By Minority Leader Rep. Craig Ford
I have always been a believer in the value of education. And that is why I have always fought to protect our public schools and to fund them to the level that our children deserve.
But over the past three years, state leaders in Montgomery have done a very poor job of supporting our schools. And – for no other reason than pure, partisan politics – the leadership in Montgomery has actively worked against educators and school administrators.
When Republicans pushed through the Accountability Act earlier this year, they kept educators, school board members, local school superintendents and even the state superintendent of education in the dark. Republicans hailed this legislation as “historic” but they did not feel the need to ask a single educator to weigh in on it or advise them when they were writing the bill!
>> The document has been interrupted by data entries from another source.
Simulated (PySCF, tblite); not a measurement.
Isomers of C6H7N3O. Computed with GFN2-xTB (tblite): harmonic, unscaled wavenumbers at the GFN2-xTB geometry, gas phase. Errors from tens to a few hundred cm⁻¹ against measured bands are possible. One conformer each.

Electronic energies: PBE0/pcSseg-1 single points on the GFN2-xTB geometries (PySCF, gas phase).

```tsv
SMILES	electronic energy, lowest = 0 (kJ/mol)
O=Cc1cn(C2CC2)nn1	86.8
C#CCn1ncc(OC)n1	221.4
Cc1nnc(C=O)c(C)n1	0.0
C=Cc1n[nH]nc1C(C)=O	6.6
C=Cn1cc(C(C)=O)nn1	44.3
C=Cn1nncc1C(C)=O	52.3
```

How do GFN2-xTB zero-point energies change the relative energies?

But it’s not just that the Republicans in Montgomery ignore educators when writing legislation that dramatically affects our schools (which is kind of like writing a bill that affects the health care industry but refusing to talk to any doctors or nurses before you pass it).
The Republicans have actively worked to undermine educators by cutting funding and eliminating thousands of teachers from our schools, cutting educators’ pay and benefits in the middle of the biggest recession our country has faced since the 1930s, and eliminating the DROP program that helped keep experienced educators in the classroom.
The most blatant slap in the face to educators has been the issue of educators’ pay and benefits. One of the first bills the Republican Supermajority passed when they came to Montgomery in 2011 was to cut 2.5 percent from educators’ pay.
For three years, I and other Democrats called on the legislature to pass a cost-of-living pay increase for educators because educators had not received a pay increase since 2007 and had been hit just as hard as the rest of us by the recession.
But the Republican Supermajority disagreed. In Etowah County, Sen. Phil Williams proposed giving educators a pay raise only if they had nine years or less of experience in the classroom.
In Jackson County, Sen. Shadrack McGill made headlines when he claimed that pay raises for educators were unbiblical, but pay raises for legislators like himself were needed to attract good people to the state legislature.
This year, the Republicans promised a pay raise but they almost fumbled the ball again.
The House passed a two percent pay increase for educators – not even enough to fully replace the 2.5 percent that was taken! As Dr. Gregory Graves of AEA recently said, “If someone steals $500 from you and then returns $400, they haven’t given you anything, they’ve still stolen $100 from you.”
Adding insult to injury, this pay increase (which is really only a partial pay reinstatement) was not given equally to all educators. Retired teachers and support personnel will get nothing. Just as bad, state and public employees are also being left out in the cold.
When Democrats controlled the legislature, state employees, educators and retirees all received an equal pay increase. But under the Republican Supermajority in Montgomery, only some educators get a partial pay reinstatement to replace the 2.5 percent that was taken from them.
Even more amazing was what happened when the budget got to the state senate. Senate Republicans, with Sen. Phil Williams leading the charge, cut the raise from two percent to one percent. Thankfully, senate Republicans eventually backed down. But the way the Republican Supermajority in Montgomery handled the pay increase shows you how little they value our educators, and how little regard they have for public education in general.
Republicans have successfully worked to reduce educators’ influence over their own retirement system board of directors, and even tried to replace educators on the board with political appointees (thankfully, that legislation failed).
Our state government should be investing in our children and their education. We should be supporting educators, and giving them the tools they need to teach our children. But instead, Republicans are taking revenge on educators because educators had the audacity to vote for Democrats or Robert Bentley instead Bradley Byrne and the Republican establishment candidates for state legislative races.
Representative Craig Ford is a Democrat from Gadsden. He has served in the Alabama House of Representatives since 2000. In 2010, Representative Ford was elected House Minority Leader by the House Democratic Caucus. He was re-elected Minority Leader in 2012.